Blondie sifted through the refuse of the ’60s to find inspiration for their modern, urban poptones. They had it all: Debbie Harry’s gutter-Marilyn-Monroe sex appeal, a mini-Keith Moon in drummer Clem Burke, Jimmy Destri’s trashy keyboards and chunky guitars courtesy of Chris Stein and Frank Infante. Many didn’t think of them as punk at all, especially once their disco pastiche “Heart Of Glass” topped the charts in 1978. But “Dreaming,” performed here on Midnight Special in ’79, pummels as hard as any Ramones tune, Burke particularly shining.
6. The Dictators
The Dictators played NYC rock for those who couldn’t get into the Dolls’ gender-bending flash. They came from the Bronx, the typical New York headquarters for wise asses with guitars. Andy Shernoff wrote killer, catchy songs full of Mad magazine humor, Ross The Boss overplayed lead guitar better than any heavy metal axe god you can name and Handsome Dick Manitoba preened and bellowed like the pro wrestler he should’ve been. “New York, New York” displays the proud loser attitude better than any other song: “Smoking marijuana, watching Channel Five…”
7. Dead Boys
Finally, we have two Cleveland transplants to Gotham. Dead Boys were a gonzo Stooges/Dolls/MC5 mashup, fronted by Stiv Bators’ Alice Cooper vocals (and Iggy And The Three Stooges slapstick antics) and Cheetah Chrome’s vicious guitar heroics. They were a sick cartoon on a kamikaze run into the heart of America. “Sonic Reducer” remains a standard every punk band should know, the ultimate teen nihilism anthem: “Don’t need no pretty face/Don’t need the human race!”
8. The Cramps
The Cramps, meantime, abandoned Cleveland for NYC to reimagine the New York Dolls as a more rockabilly/garage-inspired outfit. The constants would be life partners, Lux Interior as an Iggy Presley-esque warbler and Poison Ivy Rorschach playing guitar like her name was Linka Wray. “New Kind Of Kick” makes drug habits sound like a party rather than an addiction: “Some new kind of buzz/I wanna go hog mad!”

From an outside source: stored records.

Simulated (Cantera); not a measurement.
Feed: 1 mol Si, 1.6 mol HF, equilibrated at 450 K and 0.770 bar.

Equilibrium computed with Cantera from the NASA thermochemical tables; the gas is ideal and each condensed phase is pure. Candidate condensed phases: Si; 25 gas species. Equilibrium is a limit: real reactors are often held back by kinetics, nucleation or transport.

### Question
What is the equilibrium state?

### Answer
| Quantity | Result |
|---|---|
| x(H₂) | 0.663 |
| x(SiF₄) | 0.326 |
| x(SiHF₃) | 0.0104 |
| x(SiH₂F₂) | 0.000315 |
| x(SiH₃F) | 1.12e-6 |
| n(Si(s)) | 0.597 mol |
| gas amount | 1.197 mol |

In short, New York City was only slightly ahead of the worldwide punk curve, but only by seconds. It’s where a butterfly flapped its wings, then fluttered across the rest of the world. Outcasts everywhere got a similar idea almost at the same moment the Ramones were first walking onstage at CBGB, picking up their guitars unaware anyone else was as sick and pissed off as they were with what passed for rock ‘n’ roll in 1975. That was the roar that resulted from that one flap of a butterfly’s wings on the Lower East Side. And fortunately for us, those wings contained all kinds of colors.